Thank you so much to everyone who came on our Spring Foraging days at the weekend and for your lovely feedback. We’ll get organised properly with more pictures soon but, in the mean time, here are the recipes we used with our lovely spring greens: cleavers, nettles, dandelions, wild garlic and hairy bittercress.
We used cleavers and nettle, either crushed in a pestle and mortar and squeezed through muslin or extracted using a juicer. When it was mixed with freshly juiced apple and carrots, even the kids were going back for seconds and thirds!
Herby Garlicky Butter (smothered on campfire damper bread)

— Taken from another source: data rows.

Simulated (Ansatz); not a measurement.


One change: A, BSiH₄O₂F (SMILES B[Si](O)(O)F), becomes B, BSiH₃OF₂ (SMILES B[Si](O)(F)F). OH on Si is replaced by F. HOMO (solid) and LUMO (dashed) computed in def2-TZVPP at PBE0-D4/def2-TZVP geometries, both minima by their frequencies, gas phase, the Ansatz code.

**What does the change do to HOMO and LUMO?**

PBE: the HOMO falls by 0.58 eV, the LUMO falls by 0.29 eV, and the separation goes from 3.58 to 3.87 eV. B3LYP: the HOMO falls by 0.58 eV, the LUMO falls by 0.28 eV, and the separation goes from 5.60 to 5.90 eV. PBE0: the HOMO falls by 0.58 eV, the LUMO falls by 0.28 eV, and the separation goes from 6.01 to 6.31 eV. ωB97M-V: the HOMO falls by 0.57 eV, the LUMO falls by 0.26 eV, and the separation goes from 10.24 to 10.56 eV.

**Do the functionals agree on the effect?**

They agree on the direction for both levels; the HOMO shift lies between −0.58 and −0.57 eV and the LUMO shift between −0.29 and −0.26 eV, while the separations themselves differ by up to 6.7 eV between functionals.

Simply cut and then crush (we used a pestle and mortar) a mixture of hairy bittercress, wild garlic and dandelion. Mix with softened butter and season to taste. Great instead of garlic butter on baguettes or on hot damper bread, pasta, vegetables, baked potatoes etc.
Wild Salsa Verde
Cut and crush any spring greens (we used wild garlic, dandelion, hairy bittercress and parsley) and mix with olive oil, seasoning and a dash of cider vinegar. We ate ours on warm bread with nettle soup.
(Thanks for the picture Anna Mitchell!)
Sweat onions in butter or oil with garlic if desired. Add water, potatoes and swede (optional) and cook until soft. Towards the end, add a good handful of nettles (just the top 3 inches or so) and cook until soft. Season with salt and pepper and add vegetable bouillon concentrate to taste. Blend until smooth. This is a flexible recipe and you could include leeks, wild garlic, spinach, peas etc.
Plantain Salve (to soothe your skin after you’ve picked nettles!)
Infuse plantain (fresh and allowed to wilt to remove some of the water OR dried) in organic sunflower oil over a double boiler for around 4 hours. Strain and blend with beeswax which has been melted over a double boiler or just add beeswax to the warm oil and heat gently until blended. A ratio of one part wax to 10 parts oil will give a fairly soft salve – increasing the amount of wax will make it harder. You could add a few drops of soothing lavender oil too. Or put some lavender heads in with the plantain when you make your infusion.
Spring Greens Vinegar
This tasty vinegar can be used in salad dressings or taken as a tonic, mixed with raw honey if the thought of taking it neat makes your tongue curl! It can also be used to season vegetables and a spoonful on greens increases the available calcium by a third.
Simply fill a clean jar with a combination of spring greens (cleavers, dandelion, nettles and wild garlic) and cover in cider vinegar. Using raw vinegar ‘with the mother’ means that you’ll be getting a great probiotic boost at the same time as benefiting from the properties of the plants. Leave to infuse for up to two weeks but make sure that the greens stay below the surface of the vinegar so they don’t go off. If you are using a metal lid, protect the lid with a cellophane jam pot cover as the vinegar will react with the metal otherwise. After a few weeks, strain and enjoy.